Today at 8 a.m. convicted Oklahoma City bomber Timothy McVeigh is scheduled to be the first federal prisoner to be executed since 1963. The questions involving whether McVeigh is a monster or martyr will continue but his life will not. The execution will not resolve any of the debates about capital punishment’s place in modern society. The struggles with this issue in the future will not be argued in legal fields but instead will be addressed through the question of what role revenge has in decisions about death.
Polls have been conducted and protests have been staged for and against the execution of McVeigh, but death sentence aside, no one is questioning that he is deserved of some punishment.

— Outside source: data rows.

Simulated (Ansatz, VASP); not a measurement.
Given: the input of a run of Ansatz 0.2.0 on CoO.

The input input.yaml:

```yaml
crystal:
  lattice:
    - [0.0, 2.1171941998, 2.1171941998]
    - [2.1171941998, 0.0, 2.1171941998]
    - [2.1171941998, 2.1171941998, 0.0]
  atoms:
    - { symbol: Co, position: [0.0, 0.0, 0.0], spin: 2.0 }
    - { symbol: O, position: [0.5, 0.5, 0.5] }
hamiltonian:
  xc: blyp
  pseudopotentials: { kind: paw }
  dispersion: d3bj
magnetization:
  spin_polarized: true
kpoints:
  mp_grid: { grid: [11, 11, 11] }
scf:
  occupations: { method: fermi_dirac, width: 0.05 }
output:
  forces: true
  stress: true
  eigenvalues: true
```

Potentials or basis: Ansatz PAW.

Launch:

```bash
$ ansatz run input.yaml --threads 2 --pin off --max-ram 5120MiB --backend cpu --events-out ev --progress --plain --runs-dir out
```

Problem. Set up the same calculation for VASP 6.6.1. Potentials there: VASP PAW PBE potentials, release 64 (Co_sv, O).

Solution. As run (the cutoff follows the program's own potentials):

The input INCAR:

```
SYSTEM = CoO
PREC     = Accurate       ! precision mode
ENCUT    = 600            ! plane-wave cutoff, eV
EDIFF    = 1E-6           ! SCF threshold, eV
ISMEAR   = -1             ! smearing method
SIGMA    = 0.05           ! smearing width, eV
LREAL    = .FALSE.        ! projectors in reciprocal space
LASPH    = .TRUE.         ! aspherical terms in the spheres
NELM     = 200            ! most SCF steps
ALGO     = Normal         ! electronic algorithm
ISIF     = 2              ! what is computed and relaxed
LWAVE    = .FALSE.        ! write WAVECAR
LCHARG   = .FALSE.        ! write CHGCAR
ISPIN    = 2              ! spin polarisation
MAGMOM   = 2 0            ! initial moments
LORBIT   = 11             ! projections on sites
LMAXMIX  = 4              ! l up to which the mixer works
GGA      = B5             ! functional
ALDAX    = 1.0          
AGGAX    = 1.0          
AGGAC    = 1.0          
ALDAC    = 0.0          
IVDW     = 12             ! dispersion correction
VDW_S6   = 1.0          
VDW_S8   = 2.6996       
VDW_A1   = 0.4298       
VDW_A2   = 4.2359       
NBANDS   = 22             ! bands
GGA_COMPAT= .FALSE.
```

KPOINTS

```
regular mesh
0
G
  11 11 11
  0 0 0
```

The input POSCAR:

Perhaps revenge is easier to swallow in McVeigh’s case because the media coverage has encouraged it. From news magazine to morning talk shows, the media has given McVeigh a forum and made him a celebrity. It seems that McVeigh will be remembered for his stoic soldier manner in the courtroom, where a man responsible for 168 deaths sat with no expression of remorse on his face. The media and the country need to be careful not to place too much importance on the man, that his actions become things that influence others who may consider “fighting” the government. The media coverage needs to treat McVeigh as a prisoner, not a celebrity. Things like biographies and allowing him to speak at length to media makes him a martyr and disgraces the memory of the victims and does not respect their families.
McVeigh, who in his final statement is expected to quote the William Earnest Henley poem, “Invictus,” will not as the poem states be “the master of my fate,” his fate was decided for him. His legacy as a possible martyr on the other hand should not overshadow the severity of the crime or the people who died because of it.